TABOR has been a disaster in the one place it has been tried, and that ought to matter to its Wisconsin backers.
Colorado on my mind
Among many other dire consequences, the proposed Taxpayers Bill of Rights (TABOR) would strip the UW System down to its bare bones and force UW-Madison to become a private university. As a former resident of TABOR-ravaged Colorado, I can give a first-hand account.
In its last session, the Wisconsin Legislature mulled over a TABOR proposal, ostensibly intended to constrain state spending through the adoption of a constitutional amendment that would tie state and local taxes to the rate of inflation. TABOR backers say they want fewer and lower taxes, but it is a drastic proposal that spares no consideration for those reliant upon state services.
By the end of the summer, it looked as if TABOR had run its course. Then-Senate majority leader Mary Panzer and a handful of GOP moderates refused to press forward with the TABOR initiative, and the beast appeared to have been slain. But it was not to be. Emboldened by a favorable November 2, GOP legislators are resurrecting their TABOR monster.
Panzer herself was ousted in the Republican primaries by a TABOR proponent, Glenn Grothmann, and new Senate majority leader Dale Schultz has publicly committed to reworking TABOR.
TABOR proved to be good politics, but it will not be good policy. Proponents of TABOR argue that excessive tax burdens in Wisconsin are hindering economic development in the state. Tactfully absent from their rhetoric, however, is anything about the catastrophic impact TABOR would have on UW-Madison and the negative consequences that would have on the economy.
Currently, state appropriations account for approximately a third of UW's annual funding. TABOR has the potential to dramatically reduce the quality of UW while increasing the cost for students. TABOR would transform UW from one of the most prestigious public universities in the United States into either a private university or an average state university constantly operating in a sea of red ink. To prove this point, all one has to do is to look to the west at the deepening financial crisis at the University of Colorado.

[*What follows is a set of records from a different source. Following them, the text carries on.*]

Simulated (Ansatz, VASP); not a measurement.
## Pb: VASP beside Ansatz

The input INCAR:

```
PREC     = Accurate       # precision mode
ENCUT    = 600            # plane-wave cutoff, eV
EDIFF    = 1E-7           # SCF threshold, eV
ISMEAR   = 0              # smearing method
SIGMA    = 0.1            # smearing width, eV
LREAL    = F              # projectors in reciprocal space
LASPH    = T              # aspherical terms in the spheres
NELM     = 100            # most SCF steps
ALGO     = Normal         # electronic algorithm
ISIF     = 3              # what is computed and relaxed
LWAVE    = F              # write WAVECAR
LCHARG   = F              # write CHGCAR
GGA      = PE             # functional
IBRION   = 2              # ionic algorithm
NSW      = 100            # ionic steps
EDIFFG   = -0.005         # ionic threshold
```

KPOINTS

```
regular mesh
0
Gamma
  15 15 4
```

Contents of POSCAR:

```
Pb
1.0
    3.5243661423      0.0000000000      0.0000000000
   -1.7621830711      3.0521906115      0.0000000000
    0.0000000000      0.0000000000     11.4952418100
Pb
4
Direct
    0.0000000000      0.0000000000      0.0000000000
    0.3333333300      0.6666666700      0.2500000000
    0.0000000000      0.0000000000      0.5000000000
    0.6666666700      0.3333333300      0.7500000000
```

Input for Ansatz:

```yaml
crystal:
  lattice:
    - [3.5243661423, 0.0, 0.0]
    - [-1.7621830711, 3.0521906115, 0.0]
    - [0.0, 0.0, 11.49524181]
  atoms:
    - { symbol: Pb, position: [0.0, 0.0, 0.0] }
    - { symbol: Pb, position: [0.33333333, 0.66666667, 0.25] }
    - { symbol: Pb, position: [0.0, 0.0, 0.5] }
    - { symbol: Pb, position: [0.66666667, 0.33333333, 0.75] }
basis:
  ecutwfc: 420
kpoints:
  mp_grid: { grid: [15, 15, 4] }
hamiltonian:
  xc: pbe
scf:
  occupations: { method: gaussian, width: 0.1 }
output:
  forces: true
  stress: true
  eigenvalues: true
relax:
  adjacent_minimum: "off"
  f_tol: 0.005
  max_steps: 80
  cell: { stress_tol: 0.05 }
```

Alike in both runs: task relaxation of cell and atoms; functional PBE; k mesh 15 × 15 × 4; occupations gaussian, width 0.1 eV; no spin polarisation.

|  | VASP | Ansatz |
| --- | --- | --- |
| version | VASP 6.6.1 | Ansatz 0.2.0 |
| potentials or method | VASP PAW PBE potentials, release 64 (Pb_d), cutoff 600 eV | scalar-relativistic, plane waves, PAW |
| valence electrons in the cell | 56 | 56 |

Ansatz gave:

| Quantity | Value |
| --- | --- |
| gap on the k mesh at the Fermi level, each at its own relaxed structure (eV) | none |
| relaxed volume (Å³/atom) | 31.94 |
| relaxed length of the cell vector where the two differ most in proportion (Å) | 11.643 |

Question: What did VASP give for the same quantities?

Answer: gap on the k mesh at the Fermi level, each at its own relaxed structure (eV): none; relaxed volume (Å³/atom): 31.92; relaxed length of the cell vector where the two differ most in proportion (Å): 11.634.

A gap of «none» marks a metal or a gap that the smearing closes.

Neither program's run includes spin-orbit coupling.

In 1992, Colorado became the only state in the nation to ratify TABOR into its state Constitution, and its public universities are in a ghastly condition because of it. Since TABOR’s passages there has been a gradual reduction of state funds, and CU has been forced to drastically reduce the number of advanced courses in certain majors. The university has become increasingly reliant on federal grants and philanthropists to keep some programs afloat and to expand the grounds of the university.
Colorado State University was recently caught in a scandal when it was revealed the university routinely asks student athletes to take up a second sport because there is not enough scholarship money to support all of the university's athletic scholarships. To compound its problems, under TABOR, Colorado’s public universities are strictly limited in setting tuition rates because tuition is considered state income, just like tax revenue. So when CU faces budget deficits, it is unable to raise tuition to offset the revenue loss.
If you are a UW student and think the current budget crisis is depleting the quality of your education at UW-Madison, you had better step it up and graduate, because if TABOR goes through, budget woes will become the status quo. Under TABOR, state funding for higher education in Colorado has slowed to a trickle, and it is getting worse. In fiscal year 2003, the Colorado Legislature allocated $686 million to be divided up among the 46 public intuitions in the state. The budget forecast for 2009 only sets aside $83 million for higher education. University of Colorado President Betsy Hoffman said the severe reduction of spending would force CU to "become a private university by 2010."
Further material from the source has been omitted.